[Date Prev][Date Next][Thread Prev][Thread Next]
[Date Index]
[Thread Index]
- Subject: ipairs in Lua 5.3.0 (alpha)
- From: Jean-Luc Jumpertz <jean-luc@...>
- Date: Fri, 1 Aug 2014 14:56:56 +0200
Moving this to a new thread to avoid polluting the Lua 5.3.0 (alpha) announcement.
Le 1 août 2014 à 14:41, Philipp Janda <siffiejoe@gmx.net> a écrit :
>>>> And btw testing the '__len' and '__index' metamethods in function 'luaB_ipairs' has an almost null performance cost and gives you additional flexibility, so what would it bring to restrict this test to the '__len' metamethod, as Philipp Janda proposed? :-)
>>>
>>> It's useless code that causes one extra case of undefined behavior, so why keep it? And what's the additional flexibility?
>>
>> The additional flexibility is to allow you to freely define the values you want to return for table[i] and to keep it consistent between direct accesses like << a = my_table[i] >> and for loops like << for i, v in ipairs(my_table) >>, even if you don't redefine __len
>
> As I argue above, you can't. `__index` without `__len` is either superfluous ( `__index` never gets called) or highly unpredictable (undefined behavior, could stop in mid-loop in current Lua implementation).
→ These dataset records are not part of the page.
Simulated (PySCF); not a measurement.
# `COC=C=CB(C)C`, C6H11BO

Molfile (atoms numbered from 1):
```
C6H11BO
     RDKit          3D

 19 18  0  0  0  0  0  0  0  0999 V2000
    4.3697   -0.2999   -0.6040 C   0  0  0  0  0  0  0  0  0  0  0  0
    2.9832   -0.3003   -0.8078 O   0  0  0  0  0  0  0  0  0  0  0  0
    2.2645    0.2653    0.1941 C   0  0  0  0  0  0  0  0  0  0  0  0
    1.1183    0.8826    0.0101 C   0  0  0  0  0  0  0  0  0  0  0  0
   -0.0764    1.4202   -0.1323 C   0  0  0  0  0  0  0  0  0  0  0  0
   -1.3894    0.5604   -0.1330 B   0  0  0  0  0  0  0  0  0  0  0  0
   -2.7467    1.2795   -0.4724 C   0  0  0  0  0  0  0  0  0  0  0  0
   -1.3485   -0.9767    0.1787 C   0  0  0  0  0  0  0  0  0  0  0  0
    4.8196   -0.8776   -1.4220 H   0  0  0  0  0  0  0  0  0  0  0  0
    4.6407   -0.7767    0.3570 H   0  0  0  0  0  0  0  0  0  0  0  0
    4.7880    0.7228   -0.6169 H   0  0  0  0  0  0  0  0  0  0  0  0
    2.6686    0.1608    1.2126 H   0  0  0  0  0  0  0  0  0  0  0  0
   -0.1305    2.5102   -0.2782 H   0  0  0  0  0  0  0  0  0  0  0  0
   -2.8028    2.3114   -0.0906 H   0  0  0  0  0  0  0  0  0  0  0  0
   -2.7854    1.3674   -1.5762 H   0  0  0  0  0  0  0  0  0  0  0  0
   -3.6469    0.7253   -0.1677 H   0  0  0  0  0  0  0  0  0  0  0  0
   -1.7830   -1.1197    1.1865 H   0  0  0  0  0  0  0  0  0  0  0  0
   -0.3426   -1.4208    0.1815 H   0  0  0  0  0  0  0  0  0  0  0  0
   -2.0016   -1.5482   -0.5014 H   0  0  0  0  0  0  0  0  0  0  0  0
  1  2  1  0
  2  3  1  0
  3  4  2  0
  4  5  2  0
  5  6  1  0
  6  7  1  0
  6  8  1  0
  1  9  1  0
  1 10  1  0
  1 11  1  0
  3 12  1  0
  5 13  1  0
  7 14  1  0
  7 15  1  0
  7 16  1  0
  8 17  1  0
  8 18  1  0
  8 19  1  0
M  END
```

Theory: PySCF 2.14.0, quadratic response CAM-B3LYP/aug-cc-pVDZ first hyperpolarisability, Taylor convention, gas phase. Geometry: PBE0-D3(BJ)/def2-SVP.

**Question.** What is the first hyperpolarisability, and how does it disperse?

Can you elaborate on this? I really can not get your point here...
It looks to me that `__index` without `__len` would be appropriate in the case of an indirection-typed data structure, where the value returned by __index is based on the raw value stored in the table and preserves the nil table entries. Which is not an uncommon pattern.